Flash Review, 9-27: Shoes, don't fail me now
High-heeled talent for low-brow look at footwear
By Josephine Leask
Copyright 2010 Josephine Leask
LONDON -- "Shoes" tells the history of Western society's obsession with shoes. It is an extravagant, glossy production which brings together the most unlikely personalities of the contemporary dance and musical theater worlds, in the most atypical setting --- not the West End, London's home of musicals, but
Sadler's Wells Theater, where I saw it September 7. Written and composed by Richard Thomas (of "Jerry Springer, the Opera" fame) with overall direction and choreography by Stephen Mear, it also contains input from guest choreographers Sidi Larbi Cherkaoui, Aletta Collins, Kate Prince and Mark Smith.
"Shoes" is a series of choreographed sketches, set to music and lyrics (delivered by full jazz orchestra and choir) which are frivolous and witty as well as being cheesy and cringe-inducing. Elaborate sets change with each scene, but the giant stiletto which dominates the stage is a permanent feature, just in case we forget what this show is about. 250 pairs of shoes grace the stage during the course of the evening, as the dancers cavort in crippling Christian Louboutins, saucy sophisticated Manolo Blahniks, cool Nike trainers, and 'must have' Jimmy Choos, just to mention a few. Some sport more esoteric footwear: flippers, ski-boots, and a curiously fetishistic blocked ballet shoe with stiletto heel attached. Those modeling these eccentric shoes appear in short solos, quirkily crossing the stage like characters in a Dr. Seuss book. Flip-flops are celebrated through a sketch in which perky pirouettes and mellow music conjure up warm and carefree summer days. Even the unsightly but comforting Ugg boots favored so much by dancers and teenagers turn up, as a flock of performers dressed in sheep costumes and these boots of Australian origin bleat around their shepherd, a bearded Jesus figure who in turn sports a pair of wholesome and worthy Birkenstocks. If you have any interest in shoes, such characterizations of what they symbolize ARE spot on.
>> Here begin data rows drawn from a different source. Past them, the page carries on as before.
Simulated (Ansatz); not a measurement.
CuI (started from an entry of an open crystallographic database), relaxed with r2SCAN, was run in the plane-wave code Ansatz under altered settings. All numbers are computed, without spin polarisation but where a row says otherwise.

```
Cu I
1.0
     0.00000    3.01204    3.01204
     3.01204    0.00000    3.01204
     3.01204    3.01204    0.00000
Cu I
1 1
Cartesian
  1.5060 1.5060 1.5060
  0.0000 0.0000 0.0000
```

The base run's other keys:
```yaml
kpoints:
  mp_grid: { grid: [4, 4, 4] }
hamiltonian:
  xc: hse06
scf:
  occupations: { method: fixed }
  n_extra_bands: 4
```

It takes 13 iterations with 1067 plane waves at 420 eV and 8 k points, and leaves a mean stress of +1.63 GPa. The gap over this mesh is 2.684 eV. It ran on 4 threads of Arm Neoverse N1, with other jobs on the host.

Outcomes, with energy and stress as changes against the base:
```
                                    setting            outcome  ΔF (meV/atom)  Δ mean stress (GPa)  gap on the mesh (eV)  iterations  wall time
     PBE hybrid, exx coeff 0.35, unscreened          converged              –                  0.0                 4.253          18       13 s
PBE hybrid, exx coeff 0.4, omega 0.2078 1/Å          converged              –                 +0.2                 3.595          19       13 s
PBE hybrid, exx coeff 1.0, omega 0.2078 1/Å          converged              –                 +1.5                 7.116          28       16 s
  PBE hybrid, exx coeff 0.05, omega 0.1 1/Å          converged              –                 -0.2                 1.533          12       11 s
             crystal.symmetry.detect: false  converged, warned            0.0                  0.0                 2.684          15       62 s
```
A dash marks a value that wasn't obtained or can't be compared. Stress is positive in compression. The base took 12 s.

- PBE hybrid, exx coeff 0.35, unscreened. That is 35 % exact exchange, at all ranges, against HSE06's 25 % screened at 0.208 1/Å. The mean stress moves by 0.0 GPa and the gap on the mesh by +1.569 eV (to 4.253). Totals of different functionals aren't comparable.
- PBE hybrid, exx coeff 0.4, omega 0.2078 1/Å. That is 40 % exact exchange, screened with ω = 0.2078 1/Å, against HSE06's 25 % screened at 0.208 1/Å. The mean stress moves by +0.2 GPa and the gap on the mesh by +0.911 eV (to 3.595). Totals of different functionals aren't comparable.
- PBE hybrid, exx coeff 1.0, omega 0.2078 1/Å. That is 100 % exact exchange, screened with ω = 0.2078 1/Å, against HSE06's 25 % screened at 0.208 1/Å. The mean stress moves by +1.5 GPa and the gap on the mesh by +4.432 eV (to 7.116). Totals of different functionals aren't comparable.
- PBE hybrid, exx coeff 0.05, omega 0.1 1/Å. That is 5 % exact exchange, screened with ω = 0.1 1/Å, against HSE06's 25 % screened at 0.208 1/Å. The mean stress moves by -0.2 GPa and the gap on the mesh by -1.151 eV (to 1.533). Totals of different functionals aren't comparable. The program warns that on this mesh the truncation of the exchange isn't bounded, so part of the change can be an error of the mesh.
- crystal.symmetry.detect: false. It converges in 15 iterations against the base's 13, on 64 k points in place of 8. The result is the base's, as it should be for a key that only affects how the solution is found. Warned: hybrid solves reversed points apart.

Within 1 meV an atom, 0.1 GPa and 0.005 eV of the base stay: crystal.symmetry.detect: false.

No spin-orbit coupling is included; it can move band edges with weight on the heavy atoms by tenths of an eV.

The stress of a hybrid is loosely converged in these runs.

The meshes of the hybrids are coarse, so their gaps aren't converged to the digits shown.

Songs eulogize shoe designers, in amusing refrains which at times are so utterly banal that they make me realize why I don't see more musical theater. However, the performance skills of the cast are as sharp as some of the stiletto shoes they display. There is an attempt made by some of the guest choreographers to create something a little more profound: Cherkaoui's segment, "Old Shoes," traces the history of a pair of wedding shoes worn by four generations of brides, passed down through the family and bringing bad luck to each woman who gets married in them. He links together a series of tableaux in which wedding groups pose inside a giant picture frame, the shoes causing havoc and distress each time they are worn. The singer who recounts the story of the ill-fated shoes, herself about to marry and thus inherit them, finally destroys the decorative but wretched heirlooms by setting them alight. On the other hand, Cherkaoui's homage to Salvatore Ferragamo, the Italian shoemaker who started working in the 1930s and later became popular amongst stars such as Judy Garland, Audrey Hepburn, Sophia Loren, and Bridget Bardot, becomes a sublime folk dance in which the dancers perform intricate steps in their exquisite shoes, as if their feet are overjoyed at wearing such works of art.
Kate Prince's "Sneaker Addict 1, 2 and 3" is a touching tribute to the world of hip-hop, in which the 'trainer' shoe has gained the status of ultimate 'cool.' A woman on her travels across the stage finds boxes of sneakers scattered around and furtively opens them. As she tries on the contents, her eyes widen as each pair of Nikes looks more tempting than the last. Through a lyrical and soft display of break-dance set to a haunting piano solo, the dancer -- the sensational Teneisha Bonner, who shines through the whole show -- convinces us that each shoe makes her move with greater fluidity and virtuosity. She dances her way to 'sneaker enlightenment,' finally jumping to the top of a pile of Nike boxes and sitting in a lotus position, goddess of them all.
Aletta Collins's "Health and Safety" is an ironic reference to every public space operator's obsession with health and safety regulations. Performers dressed in hard hats and white coats sing through and demonstrate the safety precautions women should take when wearing a pair of exceedingly high heels for the first time. Much of the advice is entirely appropriate and dexterously conveyed, especially on how to learn to fall over gracefully, to be elegant when descending stairs and to practice walking in them before going out in public. Collins successfully unites the worlds of caution and decadence in this act.
After a while, however, the cliches, the in-house jokes, the Sex in the City quotations, and the assumption that all women are fanatical about shoes wear rather thin. Seductive ideas somehow get lost in the commercial, self-satisfied tone of the event, which begins to drag at two hours long. While on one level it makes me paranoid about my own shabby collection of shoes, on another it makes me think about all the other women in the world, in developing countries, in poverty, for whom even a pair of flip-flops might be too expensive. This is a show for our affluent, consumer society, for those who have the wealth and time to indulge in fetish and fantasy, and the best way to experience it is on a purely superficial level. leaving your social conscience and critical baggage at home.